Tuning concurrency
Baker allows to tune concurrency at various levels of a pipeline:
- input: Baker configuration doesn’t expose knobs to tune input concurrency as it highly depends on the input source and how the input is implemented
- filters: Baker runs N concurrent filter chains
- output: Baker runs M concurrent outputs
By default then, Baker processes records concurrently, without any guaranteed order.
However, if you need to maintain the order of the records through the whole pipeline, it is still
possible by disabling concurrency (see below for details).
Filter chain concurrency
The filter chain is a synchronous list of filters that are applied in the order in which they are listed in the topology TOML configuration file.

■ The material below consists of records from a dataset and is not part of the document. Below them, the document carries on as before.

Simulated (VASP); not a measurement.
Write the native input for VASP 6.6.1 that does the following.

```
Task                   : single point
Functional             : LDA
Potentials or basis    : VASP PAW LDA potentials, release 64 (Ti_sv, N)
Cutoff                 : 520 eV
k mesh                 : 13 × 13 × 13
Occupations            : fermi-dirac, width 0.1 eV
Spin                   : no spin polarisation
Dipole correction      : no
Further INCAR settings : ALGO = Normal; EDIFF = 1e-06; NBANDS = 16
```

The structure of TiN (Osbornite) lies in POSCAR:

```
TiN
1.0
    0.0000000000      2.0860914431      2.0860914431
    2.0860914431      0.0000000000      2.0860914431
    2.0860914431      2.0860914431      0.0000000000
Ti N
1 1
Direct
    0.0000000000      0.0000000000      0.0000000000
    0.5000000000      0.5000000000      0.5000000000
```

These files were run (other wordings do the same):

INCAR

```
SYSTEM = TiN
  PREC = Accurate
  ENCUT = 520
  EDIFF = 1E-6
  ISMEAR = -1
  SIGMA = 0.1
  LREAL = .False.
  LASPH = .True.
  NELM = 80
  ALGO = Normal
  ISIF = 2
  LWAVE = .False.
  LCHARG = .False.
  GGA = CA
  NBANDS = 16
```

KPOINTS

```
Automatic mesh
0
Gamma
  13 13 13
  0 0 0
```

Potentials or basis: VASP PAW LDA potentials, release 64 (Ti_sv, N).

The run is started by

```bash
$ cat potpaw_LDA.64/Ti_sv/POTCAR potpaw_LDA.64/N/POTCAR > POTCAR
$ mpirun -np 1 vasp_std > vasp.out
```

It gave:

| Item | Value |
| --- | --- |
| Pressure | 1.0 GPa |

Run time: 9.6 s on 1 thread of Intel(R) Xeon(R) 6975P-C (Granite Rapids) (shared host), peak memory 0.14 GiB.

By default, though, Baker executes multiple concurrent filter chains (the default value is 16)
Filterchain concurrency can be set defining the procs
key in the [filterchain]
section:
[filterchain]
procs=16
Setting the value to procs=1 disables the filter chain concurrency.
Concurrent output
The output concurrency can be set defining the procs
key in the [output]
section:
[output]
procs=32
The default value is 32.
To disable concurrency, set procs=1.
Output concurrency support
For outputs that don’t support concurrency, procs=1
must be used to avoid corrupted output or
lost data.
Refer to the output documentation to know if it supports concurrent processing.
procs>1
is used with an output that doesn’t support it.
Guarantee Records order
Although it’s not the primary goal of Baker, it is still possible to disable concurrency and thus guarantee records ordering from input to output.
To do so, add both procs=1
for output and filterchain, disabling concurrent processing for
those components.